Board Places Levy on May 7 Ballot, Approves $1.6 Million in Cuts

To comply with a mandate from the Ohio Department of Education’s Office of School Finance to submit a written plan to eliminate its projected deficit, the Nordonia Hills City School District Board of Education took several steps Monday to increase revenue and reduce spending.

Increasing Revenue

To increase revenue, the board unanimously approved placing a 6.98 mill operating levy on the May 7 ballot. According to award-winning Treasurer/CFO Karen Obratil, the continuing operating levy will raise just over $7 million dollars annually, with collection beginning in January, 2020. A similar levy failed last November by 685 votes.

The Board also unanimously approved an increase in pay-to-participate fees for athletics and other extracurricular activities. Beginning in the 2019-20 school year, students participating in high school athletics will pay $280 per sport, up from the current $230 fee. Fees for band in grades 6-12, choir in grades 7-12, and middle school athletics will also increase about 20 percent per activity. Mrs. Obratil projects nearly a $50,000 revenue increase with these changes.

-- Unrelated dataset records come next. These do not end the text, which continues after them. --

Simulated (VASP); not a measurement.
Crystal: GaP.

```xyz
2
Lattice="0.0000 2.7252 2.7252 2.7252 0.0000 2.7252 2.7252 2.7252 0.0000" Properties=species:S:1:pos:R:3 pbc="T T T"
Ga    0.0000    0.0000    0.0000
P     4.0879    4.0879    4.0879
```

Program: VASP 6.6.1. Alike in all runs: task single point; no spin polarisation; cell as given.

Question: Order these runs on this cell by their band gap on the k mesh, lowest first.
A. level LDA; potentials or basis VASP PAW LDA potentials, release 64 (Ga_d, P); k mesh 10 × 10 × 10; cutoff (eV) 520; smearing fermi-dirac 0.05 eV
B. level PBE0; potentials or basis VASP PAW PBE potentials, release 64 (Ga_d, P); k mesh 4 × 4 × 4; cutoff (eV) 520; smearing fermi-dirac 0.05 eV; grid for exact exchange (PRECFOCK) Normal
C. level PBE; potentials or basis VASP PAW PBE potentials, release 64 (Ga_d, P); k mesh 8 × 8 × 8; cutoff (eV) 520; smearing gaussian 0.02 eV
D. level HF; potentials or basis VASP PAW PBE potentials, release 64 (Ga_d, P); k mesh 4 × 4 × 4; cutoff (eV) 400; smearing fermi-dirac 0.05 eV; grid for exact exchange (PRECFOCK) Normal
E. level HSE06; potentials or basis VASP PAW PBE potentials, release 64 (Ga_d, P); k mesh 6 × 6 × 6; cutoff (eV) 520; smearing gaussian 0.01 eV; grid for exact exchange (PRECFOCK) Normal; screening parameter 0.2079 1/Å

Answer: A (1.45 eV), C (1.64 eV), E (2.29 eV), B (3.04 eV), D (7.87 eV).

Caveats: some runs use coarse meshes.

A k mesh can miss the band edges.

In addition, the Board unanimously approved an increase to tuition for all-day kindergarten, from $2,200 to $2,700 per year. Under state law, discounts are available for those families who qualify for free or reduced price lunches. Mrs. Obratil projects nearly a $80,000 revenue increase with this change.

Reducing Spending

To reduce spending, the Board unanimously approved reductions that would save a projected $1.6 million in FY20. The reductions will eliminate 38 jobs district wide, most through layoffs, with a small portion through attrition. These reductions would all become effective at the start of the 2019-20 school year.

Click on this link to view the Nordonia Schools Spending Reduction Plan 

The reductions do not eliminate any current programs offered by the district. However, the reductions will cause class sizes to increase in the elementary buildings and high school; will eliminate busing eligibility for more than 2,300 students; and will scale back aide help to special education teachers across the district.

The largest savings is realized by going to state minimum transportation. Under state minimums, high school transportation will be eliminated (including for private school students), and students in grades K-8 will qualify for transportation only if they live two or more miles away from school.

If Levy Passes

If the May 7 levy passes, busing will stay as it currently is, available for all students in grades K-12 living one mile or more from school. The reduction of the ELL teacher (formerly English as a Second Language) will be permanent due to decreasing enrollment with that student population, from a high of 77 students in 2014-15 to only 34 students in 2018-19. These students’ native languages include Gujarati, Punjabi, Korean, Romanian, Portuguese, Chinese, Swahili, Spanish, Bengali, Nepali, Armenian/Russian, Vietnamese, Tagalog and Arabic.

Also, a pay freeze for the district’s 26 administrators, supervisors and exempt secretaries will remain in place for 2019-20 regardless of the outcome of the levy. All other reductions will be analyzed over the summer and restored as deemed appropriate and necessary.